As an Iris fan, I cannot say that either arc was as successful as I would have liked. Although I think they got the job done in showing her progress from Point A to Point B professionally, I felt the lack of her point of view and more significant attention to her role as a reporter – not just telling us why she chose that path but going more in depth to show her grow in that role and the impact her stories had on the people of Central City. That said, while I would have liked them to delve a little deeper into this arc, the show did not entirely neglect it.

The same could be said of her more personal emotional arc. Her internal conflict over her love for Eddie and her awareness – or willful self-deception – in her feelings for Barry similarly suffered form a lack of Iris’s point of view. This story was not entirely ignored, but I’ve discussed in an early article of the season how it suffered greatly from giving Iris a voice to express her own developing (or denied) feelings.
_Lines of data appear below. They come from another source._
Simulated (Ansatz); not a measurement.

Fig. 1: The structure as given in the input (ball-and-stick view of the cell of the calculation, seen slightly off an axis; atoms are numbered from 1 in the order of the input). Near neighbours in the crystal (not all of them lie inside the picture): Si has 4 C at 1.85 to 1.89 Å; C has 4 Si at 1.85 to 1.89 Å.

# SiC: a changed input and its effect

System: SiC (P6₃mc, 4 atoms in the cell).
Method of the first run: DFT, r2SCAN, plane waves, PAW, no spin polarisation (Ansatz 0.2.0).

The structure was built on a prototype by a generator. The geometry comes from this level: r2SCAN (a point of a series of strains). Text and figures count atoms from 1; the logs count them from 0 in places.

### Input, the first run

This year, her emotional arcs have been murkier. Ostensibly, her main emotional arcs have revolved around her relationship with her family and her struggle with grief over Eddie’s death and, now, her emerging realization that she wants to be with Barry. Again, neither story has been totally ignored, but I would argue that, to the extent neither has been as successful as it should, the failures have been in the same ways and for the same reasons as last season. In neither have we been adequately given Iris’s point of view.

Iris’s emotional arc with her mother, Francine, was used to introduce Wally to the story and to give the audience a reason to care about the mini-arc. Once Iris brought Joe in on Wally’s existence, she was largely moved out of the story – certainly of expressing her own feelings and perspective on the matter – and the focus primarily shifted to Joe’s feelings on having a son. While Joe’s perspective was certainly important, it was an omission to sideline Iris almost completely in her own arc, until it was time to kill off Francine because the character had served its purpose. Then Iris was allowed to give the audience a glimpse into her point of view (though we didn’t necessarily see her getting there) before Francine was killed off-screen and Iris was only allowed one or two lines after to convey the impact this had on her.

Similarly, Iris was sidelined in her emotional romantic arc for the majority of the season. Throughout 2A, when Barry was dating Patty and the show could have given a glimpse of some internal conflict on Iris’s part or, barring that, her grief over Eddie’s death, she was not allowed to convey either to any significant degree. Her previous romantic arc with Barry was completely ignored to the point when it would be have been hard if not impossible for a new viewer to know an emotional arc between these two characters had existed, let alone how important it had been to both characters in the first season. I have previously written on the flaws in their treatment of this story – this emotional arc, which had been pivotal in the first season, went from “slow burn” to “no burn.”

At the same time, she wasn’t allowed to really grieve for Eddie either – save for one mournful look for a few seconds and, eventually, a line that gave a glimpse into her point of view. It wasn’t until the recent episode in which Barry gave her closure on that relationship that her character was allowed to fully express to the audience where she was emotionally on that loss.  And, of course, it was only after that was done that she could begin to convey the extent of her internal conflict over Barry.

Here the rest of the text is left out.